In the last 20 years, mass shootings and school shootings have become a frightening, uniquely American norm. And after multiple fatal shootings in its stores in September, Walmart responded quickly by stopping the sale of ammunition for assault rifles and handguns.

If Walmart can respond that quickly to gun violence in their stores, why can’t Arkansan legislators respond just as quickly to gun violence in their state?

CEO Doug McMillion, on behalf of Walmart, deserves credit for placing human life and the wellbeing of our communities and neighborhoods over stock prices and naked profit. If only corporate America had more leadership along those lines, we might be in a better place. But for all its financial success and clout, Walmart can only control what goes on in its stores. It does not control the state house in Little Rock, and it certainly does not control the Congress.

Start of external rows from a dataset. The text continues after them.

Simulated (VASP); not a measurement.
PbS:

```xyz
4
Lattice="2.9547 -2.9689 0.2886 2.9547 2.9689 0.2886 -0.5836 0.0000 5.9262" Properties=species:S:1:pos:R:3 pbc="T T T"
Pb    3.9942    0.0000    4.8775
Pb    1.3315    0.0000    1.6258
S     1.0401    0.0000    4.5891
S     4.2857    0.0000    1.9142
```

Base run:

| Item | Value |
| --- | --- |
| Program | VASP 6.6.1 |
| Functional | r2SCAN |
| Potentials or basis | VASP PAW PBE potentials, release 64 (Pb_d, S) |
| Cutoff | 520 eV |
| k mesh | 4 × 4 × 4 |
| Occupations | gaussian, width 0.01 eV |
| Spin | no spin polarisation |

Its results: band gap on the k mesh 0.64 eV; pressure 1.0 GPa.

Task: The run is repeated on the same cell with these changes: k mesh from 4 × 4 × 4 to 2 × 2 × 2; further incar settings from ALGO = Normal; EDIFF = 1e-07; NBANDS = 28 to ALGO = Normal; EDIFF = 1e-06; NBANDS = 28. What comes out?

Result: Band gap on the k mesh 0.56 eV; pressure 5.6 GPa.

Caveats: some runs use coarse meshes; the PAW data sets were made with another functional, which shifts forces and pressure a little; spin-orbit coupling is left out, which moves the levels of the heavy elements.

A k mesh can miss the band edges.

With about 11,700 stores in more than 25 countries, Walmart is the world’s largest brick-and-mortar retailer – it has the ability to move markets and to make or break brands, which is exactly what the Arkansas-based corporation does. But rarely have its decisions on what to stock and sell (or not sell, as the case may be) ignited such a political firestorm.

Back in 2018, Walmart dipped its toe in the gun policy debate by joining Dick’s Sporting Goods in no longer selling guns and ammunition to persons under the age of 21. But their decision to stop carrying ammunition and their unwillingness to allow concealed weapons in their stores are a much bigger step that will have a more dramatic impact on both American retail culture as well as Walmart’s corporate bottom line.

Just this week, Sen. Tom Cotton (R-AR) filed to run for reelection. Up to this point, Cotton has failed to act to stem the tide of gun violence. Voting no to universal background checks. No to red flag laws. No to limits on clip sizes. Each of these “no” votes costs lives.

Senate Majority Leader Mitch McConnell (R-KY) has gone so far as to say that the Senate will not vote on anything that does not have the president’s support. This is sad and sobering news for those who thought senators work for and represent their states rather than their parties.

It’s safe to say that no one believes a single law can make all the difference, or that gun violence will be a thing of the past with the passage of one piece of legislation. In fact, gun violence and the undeniable epidemic of mass shootings needs to be addressed from all different angles. We want the people that we elected to work for solutions, not political points.

To that end, the House has already passed a gun violence prevention bill: The Bipartisan Background Checks Bill. The Senate can no longer stick its collective head in the sand and pretend this problem doesn’t exist.

Walmart suffered a series of tragic shootings and acted. They didn’t wait. They didn’t ask the president’s permission. The Senate should follow their lead, starting with Cotton. At this point, their failure to act can only be read as neglect.

“As a company, we experienced two horrific events in one week, and we will never be the same,” McMillon said in a memo to employees. "It's clear to us that the status quo is unacceptable."